Yet he says he won't answer calls from blocked numbers. What is going on?
![]() |
Yet he says he won't answer calls from blocked numbers. What is going on?
Who is he talking to, what does he say is going on ?
You need to investigate thishowever you can. There should be no secrecy in a relationship. Have you confronted your husband on the discrepancy between these 2 situations. I don't like when men try to pretend that they are not doing anything. If you have to be a private investigator in your home then that's what you havee to do. However blocks numbers come from all kind of places including salesman so don't act if you are not very suspecious and unsure
Drop his phone in the toilet! Accidentally of course, if he can't tell you who he is talking to. I assume you have asked.
Yes, my wife would accidentally drop it and accidentally step on it 10 or 12 times If I was doing something like that.

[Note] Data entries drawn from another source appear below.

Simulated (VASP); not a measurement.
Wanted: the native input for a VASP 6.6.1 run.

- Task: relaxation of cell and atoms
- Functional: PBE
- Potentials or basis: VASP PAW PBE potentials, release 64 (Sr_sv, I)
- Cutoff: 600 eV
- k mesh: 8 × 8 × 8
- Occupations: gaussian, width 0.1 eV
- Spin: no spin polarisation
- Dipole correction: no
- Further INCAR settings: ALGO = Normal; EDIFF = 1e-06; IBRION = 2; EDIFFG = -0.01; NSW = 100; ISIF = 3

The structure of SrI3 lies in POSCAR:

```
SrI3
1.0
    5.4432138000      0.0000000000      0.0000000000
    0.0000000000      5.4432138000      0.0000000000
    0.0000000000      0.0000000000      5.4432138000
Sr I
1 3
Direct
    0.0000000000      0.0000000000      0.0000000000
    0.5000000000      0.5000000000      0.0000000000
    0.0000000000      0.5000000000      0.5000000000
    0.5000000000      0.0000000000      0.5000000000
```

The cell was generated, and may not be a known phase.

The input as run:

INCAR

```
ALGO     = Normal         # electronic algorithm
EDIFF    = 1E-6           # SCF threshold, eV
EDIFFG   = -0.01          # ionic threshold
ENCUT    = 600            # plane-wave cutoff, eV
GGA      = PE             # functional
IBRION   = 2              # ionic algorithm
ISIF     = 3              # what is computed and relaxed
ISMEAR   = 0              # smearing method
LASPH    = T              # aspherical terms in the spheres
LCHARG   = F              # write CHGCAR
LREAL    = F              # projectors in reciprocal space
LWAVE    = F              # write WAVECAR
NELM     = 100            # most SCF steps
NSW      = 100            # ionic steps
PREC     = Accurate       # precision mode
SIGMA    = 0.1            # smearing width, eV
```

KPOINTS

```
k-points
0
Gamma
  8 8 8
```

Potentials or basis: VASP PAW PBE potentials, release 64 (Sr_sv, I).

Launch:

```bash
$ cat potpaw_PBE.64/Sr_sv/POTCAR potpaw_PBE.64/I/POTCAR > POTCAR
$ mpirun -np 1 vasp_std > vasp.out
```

Let me tell you a little story.. my husband had been faithful to me for thirteen years (or so I thought).. Our son and I went on vacation ( he stayed home to work) while I was gone he accidentally pocket dialed me (I was on the beach in Fla.) So it was my husband and my sister in law (my brothers wife) talking and just chatting it up ( my brother was away on business at the time) anyway... he and she denied anyting but a friendship that they couldn't tell anyone about because they thought no one would understand. My vacation ended very very early.. we come home and surprised my husband.. he was very mad.. you would think he would be glad to see his wife and son, but he was mad, he was all dressed up getting ready to leave and go somewhere.. spoiled his plans he was mad. So we argued... he said nothing was going on. I said OK, let's see how he acts now. After We got home from vacation I checked the phone bill... never had to do that before, but there were 20,000 text messages between sis-n-law and husband.. My brother and I had no idea.. and yes they had an affair and were sleeping together in my bed while I was away! Needless to say that he is no loger in my house.. she and my brother decided to try and work out their marriage (that's a whole other issue I have to deal with) and he is with another woman about 15 years younger than him... he's 39! But guess what? I still have access to the phone records and I found out she is doing the same thing to him that he did to me.. sneaking around talking to another man... all I can tell him when he finds out (because I will never tell) is that you reap what you sew! So yes I learned the hard way... Plus for a little extra bonus he gave me an STD! So If he is acting strange.. investigate, investigate, investigate for your own sake!
Ask him if you can answer it next time?
Yeah just be honest about what it looks like... then ask him of you can answer! :)
Yea it's been rough Enigma.. devastating.. I can't believe either of them, she OMG I still have to deal with her for my brother's sake.. it's all so stupid.. what's wrong with someone just saying I don't love you anymore and going about their merry way? I mean seriously I though my marriage was fine and dandy.. and the sis-n-law was like my best friend.. I guess she was using the old... keep you friends close and your enemies closer huh? Oh well... I will be OK.. me and my son are moving on!
Some times people just do what THEY feel is good for them... They don't think about others.
I'm glad that you and your son is moving on. After all, your son is top priority. In time your son will learn the truth and have no respect for him for what he did to you guys. But, your son WILL respect you for not tolerating that.
Be strong!
What are you doing, while he is on the phone 'for hours' with a person you do not know.
You haven't said how long this has been going on, how often, or is a regular, daily/nightly thing. Nor have you said if you have reason to think he's having an affair by not coming home on time, staying out late, Do you have any other clues as to why he would so obviously be hiding this anonymous person from you?
Have you said that you want to know who this anonymous person is?
While flushing the phone might temporarily feel good in retaliation, he'll just get another phone, and perhaps stop with the phone calls and meet up with this person at the Sleeze-Are-Us motel, if he isn't already.
I don't know how big an alarm bell has to sound, or how large a red flag has to be, to see that there is a problem here. My advice to you is to hire a private detective, get the facts, know what the truth is without guessing, and then decide what to do about it.
Anything else is not going to get to the truth.